No Brexit deal may be the worst-case scenario for the U.K. economy.
According to the Centre for Economic Performance, leaving the European Union with no pact in place would have twice the negative economic impact as remaining in the single market. That’s at odds with Prime Minister Theresa May’s repeated assertion that “no deal is better than a bad deal.”
“While it is a tautology that a sufficiently bad deal must be worse than no deal, in practice the no-deal outcome, where the U.K. and EU trade under WTO terms, is the worst-case scenario for the U.K. economy,” CEP economists Swati Dhingra and Thomas Sampson said in a report published Wednesday.

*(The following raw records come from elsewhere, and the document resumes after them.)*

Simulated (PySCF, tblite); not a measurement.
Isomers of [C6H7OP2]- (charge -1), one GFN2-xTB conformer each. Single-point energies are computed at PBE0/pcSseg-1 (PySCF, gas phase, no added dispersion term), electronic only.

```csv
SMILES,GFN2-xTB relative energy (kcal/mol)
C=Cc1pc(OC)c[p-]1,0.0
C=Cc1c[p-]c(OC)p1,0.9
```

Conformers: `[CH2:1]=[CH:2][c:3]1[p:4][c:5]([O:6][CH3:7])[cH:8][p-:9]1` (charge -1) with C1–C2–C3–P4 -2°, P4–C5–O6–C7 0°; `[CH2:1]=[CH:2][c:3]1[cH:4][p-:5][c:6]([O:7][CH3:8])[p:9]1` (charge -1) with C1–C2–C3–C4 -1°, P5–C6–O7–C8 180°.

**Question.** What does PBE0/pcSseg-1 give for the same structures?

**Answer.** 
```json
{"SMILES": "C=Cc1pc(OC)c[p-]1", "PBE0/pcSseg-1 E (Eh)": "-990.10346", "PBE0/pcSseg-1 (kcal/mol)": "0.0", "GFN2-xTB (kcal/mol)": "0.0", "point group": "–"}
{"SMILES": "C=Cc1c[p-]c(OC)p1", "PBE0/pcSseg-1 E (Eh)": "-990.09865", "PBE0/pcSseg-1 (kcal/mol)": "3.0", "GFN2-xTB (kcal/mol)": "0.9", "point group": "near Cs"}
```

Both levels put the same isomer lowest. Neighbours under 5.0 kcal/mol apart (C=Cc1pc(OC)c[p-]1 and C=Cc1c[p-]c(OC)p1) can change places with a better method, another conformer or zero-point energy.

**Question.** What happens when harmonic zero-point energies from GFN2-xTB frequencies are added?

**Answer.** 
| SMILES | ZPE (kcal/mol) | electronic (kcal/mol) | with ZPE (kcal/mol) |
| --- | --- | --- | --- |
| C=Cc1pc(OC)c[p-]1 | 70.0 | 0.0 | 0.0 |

Trading under World Trade Organization rules would lead to a reduction in trade with the EU of about 40 percent over the next decade, knocking about 3 percent off income per capita, according to the report. Other models accounting for more dynamic effects like productivity could double or triple those costs.
Formal Brexit talks are due to begin in the week starting June 19. May’s Conservative party has pledged to take the U.K. out of the single market in order to restrict migration, and to strike a wide-ranging free trade agreement with the bloc. There are many unknowns about the form of that agreement — including the level of market access, whether there will be a transition period, and even whether a deal can be secured at all.
Further complicating the picture is the general election on June 8, where May’s lead in the polls over Jeremy Corbyn’s Labour Party has narrowed. He’s promised to prioritize membership of the single market and customs union, though that could prove difficult as he’s also pledged to end the free movement of people, which EU officials say the U.K. must retain if it wants to maintain market access.
The Labour Party has also said that no deal would be the “worst possible” option and that its government would negotiate a transitional accord.
The CEP economists said that the pound’s decline has hurt consumers by pushing up import costs and eroding living standards, while there’s no evidence the depreciation has lifted exports.
They also said the weaker sterling has lowered the U.K.’s terms of trade. While there’s a chance that exports could get a boost, even that is not likely to fully offset the negative currency cost.